On these cruises early on I noticed a tendency that never seems to change – the impulse many men have to grab a line the moment a woman puts her hand on it – perhaps an act of chivalry? Something that you’ve experienced? Boy, is this maddening!
I also noticed the ratio stayed at about 2:1 male versus female participants. It was time to break the mold. And thus the National Women’s Sailing Association was born.
In the late 80’s I sent a questionnaire to 1000 women who had taken a course with Offshore, and from that formed an advisory council of 12 women from across the country who liked the idea of getting more women into sailing. That council evolved into NWSA.
We started You Can Sail Escapes for Women – with hands on instruction.
We started AdventureSail to introduce sailing to girls at risk.
By the time I left my post as chairman of the board in 2002, thousands of girls had been given the chance to take the helm, pull a line, and dip their toes in the water. Thanks to Joan and the Women’s Sailing Foundation, these programs are going strong today.
We also started a seminar program at boat shows called “Take The Helm – Women and Sailing” with Cruising World magazine’s support.
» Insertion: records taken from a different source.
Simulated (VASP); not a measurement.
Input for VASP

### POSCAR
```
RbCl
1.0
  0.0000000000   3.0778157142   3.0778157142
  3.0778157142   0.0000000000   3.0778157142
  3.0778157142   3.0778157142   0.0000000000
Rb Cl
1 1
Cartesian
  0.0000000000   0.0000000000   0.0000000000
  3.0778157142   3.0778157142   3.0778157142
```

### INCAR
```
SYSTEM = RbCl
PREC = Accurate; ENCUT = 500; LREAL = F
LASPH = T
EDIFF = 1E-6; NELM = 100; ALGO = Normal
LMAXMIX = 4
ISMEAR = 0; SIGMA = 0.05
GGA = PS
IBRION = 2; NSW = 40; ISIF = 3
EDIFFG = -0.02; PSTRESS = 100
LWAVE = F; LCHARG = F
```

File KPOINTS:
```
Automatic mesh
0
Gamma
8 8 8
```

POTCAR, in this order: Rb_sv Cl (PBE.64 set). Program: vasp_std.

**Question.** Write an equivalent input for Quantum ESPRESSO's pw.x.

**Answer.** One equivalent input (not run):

Boat builders and others in the industry immediately jumped on the band wagon because they realized how much influence women have over boat purchases and everything else that goes with sailing. We women are known to make… or break… a sailboat sale.
In year three of the ten years we did Take the Helm programs, we had 800 participants at one event alone. Some of the seminars were open only to women, but we also encouraged men to join their spouses or friends so that they could understand the issues – or so we hoped.
I will never forget one man who spent an entire seminar with one arm wrapped around his woman’s shoulder, holding her so tight she couldn’t possibly raise her hand to ask a question.
At a Sail Expo in St. Petersburg, Florida we brought six of our Colgate 26s up from our school on Captiva Island and ran an on-water program with Dawn Riley and others coaching. Men stood on the dock pointing and making wise-cracks as the all-women crews approached… Then with mouth-open silence watched as they slid perfectly alongside the docks under sail alone – no motors!
I’m often called upon to be the voice of new sailors and especially new women sailors.
From a survey I did for a talk about marketing to women at an International Sailing Summit in Amsterdam, I told the mostly male audience women said the #1 reason they attended the Take The Helm seminars was “to increase knowledge, learn more, gain confidence.” In the same survey, men said their #1 reason was to “convince my wife.”
I told them women who sail are educated and professional and had the bar graphs to prove it. Most important, everything pointed to our desire to learn, to know as much as we can before jumping in, to NOT be told what to do but to understand cause and effect – the whys not just the hows.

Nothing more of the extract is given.